Lexical structure v16

There are several aspects to the lexical structure of SQL:

  • SQL input consists of a sequence of commands.

  • A command is composed of a sequence of tokens, terminated by a semicolon (;). The end of the input stream also terminates a command.

  • The valid tokens depend on the syntax of the command.

  • A token can be a key word, an identifier, a quoted identifier, a literal (or constant), or a special character symbol. Tokens are normally separated by whitespace (space, tab, new line) but don't need to be if there's no ambiguity (which is generally the case only if a special character is adjacent to some other token type).

  • Comments can occur in SQL input. They aren't tokens; they are equivalent to whitespace.

For example, the following is syntactically valid SQL input:

SELECT * FROM MY_TABLE;
UPDATE MY_TABLE SET A = 5;
INSERT INTO MY_TABLE VALUES (3, 'hi there');

This is a sequence of three commands, one per line, although that format isn't required. You can enter more than one command on a line, and commands can usually split across lines.

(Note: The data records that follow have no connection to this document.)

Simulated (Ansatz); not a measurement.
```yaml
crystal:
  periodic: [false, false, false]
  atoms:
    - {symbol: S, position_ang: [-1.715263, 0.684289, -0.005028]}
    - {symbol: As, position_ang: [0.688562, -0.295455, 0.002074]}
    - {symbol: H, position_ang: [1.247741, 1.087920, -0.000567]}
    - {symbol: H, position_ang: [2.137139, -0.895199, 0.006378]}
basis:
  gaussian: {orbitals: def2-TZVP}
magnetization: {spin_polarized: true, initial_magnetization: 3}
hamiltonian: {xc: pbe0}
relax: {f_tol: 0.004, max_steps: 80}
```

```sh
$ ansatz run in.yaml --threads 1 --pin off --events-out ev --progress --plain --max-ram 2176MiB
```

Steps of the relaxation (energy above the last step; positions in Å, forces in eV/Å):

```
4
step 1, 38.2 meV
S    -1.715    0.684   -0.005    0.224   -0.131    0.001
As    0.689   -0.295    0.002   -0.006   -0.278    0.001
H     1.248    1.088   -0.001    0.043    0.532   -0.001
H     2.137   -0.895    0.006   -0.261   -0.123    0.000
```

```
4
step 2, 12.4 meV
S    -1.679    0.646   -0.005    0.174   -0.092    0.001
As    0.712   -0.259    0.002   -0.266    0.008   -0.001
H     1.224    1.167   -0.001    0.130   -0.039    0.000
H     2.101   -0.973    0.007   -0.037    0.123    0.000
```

The SQL syntax isn't very consistent regarding the tokens that identify commands and the ones that are operands or parameters. The first few tokens are generally the command name, so the example contains a SELECT, an UPDATE, and an INSERT command. But, for instance, the UPDATE command always requires a SET token to appear in a certain position, and this variation of INSERT also requires a VALUES token to be complete. The precise syntax rules for each command are described in SQL reference.